親水・撥水混合伝熱面を用いたループ型サーモサイ フォンに関する研究

九州大学学術情報リポジトリ

Kyushu University Institutional Repository

親水・撥水混合伝熱面を用いたループ型サーモサイ フォンに関する研究

何, 洪斌

https://doi.org/10.15017/1866297

出版情報：Kyushu University, 2017, 博士（工学）, 課程博士 バージョン：

権利関係：

（様式２）

氏 名 ：何洪斌 (He Hongbin)

論 文 名 ：Study on a Mixed-wettability Evaporator Surface of a Loop Thermosyphon

（親水・撥水混合伝熱面を用いたループ型サーモサイフォンに関する研究）

区 分 ：甲

論 文 内 容 の 要 旨

The primary objective of thesis is to investigate the heat transfer performance of a two-phase loop thermosyphon with an enhanced mixed-wettability evaporator surface at sub-atmospheric pressures. For central-processing-unit (CPU) cooling applications, a lowering of the saturation temperature (pressure) is essential when water is used as the working fluid.

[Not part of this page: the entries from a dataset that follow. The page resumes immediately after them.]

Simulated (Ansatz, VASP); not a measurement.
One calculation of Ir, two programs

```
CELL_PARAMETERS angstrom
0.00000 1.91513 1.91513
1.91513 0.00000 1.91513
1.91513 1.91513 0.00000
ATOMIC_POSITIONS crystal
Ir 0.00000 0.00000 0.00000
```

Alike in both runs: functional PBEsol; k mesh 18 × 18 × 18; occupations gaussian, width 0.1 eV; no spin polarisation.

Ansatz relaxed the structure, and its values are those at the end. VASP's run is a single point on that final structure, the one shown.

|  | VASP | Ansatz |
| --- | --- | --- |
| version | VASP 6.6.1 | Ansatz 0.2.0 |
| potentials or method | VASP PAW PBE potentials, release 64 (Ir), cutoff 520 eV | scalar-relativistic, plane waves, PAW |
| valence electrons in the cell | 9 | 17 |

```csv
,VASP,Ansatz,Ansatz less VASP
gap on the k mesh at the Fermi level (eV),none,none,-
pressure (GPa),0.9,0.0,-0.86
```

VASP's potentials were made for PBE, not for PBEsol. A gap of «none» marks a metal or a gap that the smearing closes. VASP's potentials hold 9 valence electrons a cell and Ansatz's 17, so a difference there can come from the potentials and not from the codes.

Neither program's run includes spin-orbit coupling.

Compared with copper mirror surfaces, up to over 100% enhancement of high heat transfer coefficient was observed using surfaces with spotted wettability patterns. Various measurements and experiments are performed to confirm the excellent heat transfer efficiency of the mixed-wettability surface.

Chapter 1 gives the scientific background and overview about the development of the cooling system for electronic devices. Variety of heat pipes and thermosyphons are also presented such as conventional heat pipes, loop heat pipes, pulsating heat pipes, conventional cylindrical thermosyphons, and loop thermosyphons. Then the influence factors, such as pressure, surface structure, and working fluid are also discussed.

Chapter 2 presents the details of the apparatus and mixed-wettability surface of a loop thermosyphon. The temperature measurements of the thermocouples and heat transfer model are introduced. The experimental procedure and operating principle are described carefully. The calculating equations of the heat flux, thermal resistance, heat transfer coefficient, condensation heat transfer rate, and heat loss are clarified. The uncertainties of the experimental parameter measurements are analyzed.

Chapter 3 presents the experimental study on HNTs (Halloysite nanotubes) coated

mixed-wettability surface (diameter 1 – 4 mm, pitch 3 – 6 mm). Mixed-wettability surfaces

show much better boiling heat transfer performance due to the steady and continuous bubble

behavior compared with the copper mirror surface. The maximal reduction of the surface

temperature is 17 K. For the patterned surfaces, the nucleate boiling performance is enhanced

as the spot diameter decreases. Two condenser conditions (35 °C and 45 °C) are studied. The total thermal resistance at the condenser temperature of 45 °C is reduced by 35% to 65%

compared with that of 35 °C. An increasing filling ratio enlarges the saturation pressure and temperature of the system significantly, and results in excellent nucleate boiling. The optimum system performance occurs when the Type-B surface is applied under the conditions of heat imput of 150 − 260 W and flilling ratio of 27%. Boiling thermal resistance is as low as 0.03 K/W with a corresponding total thermal resistance of 0.057 K/W.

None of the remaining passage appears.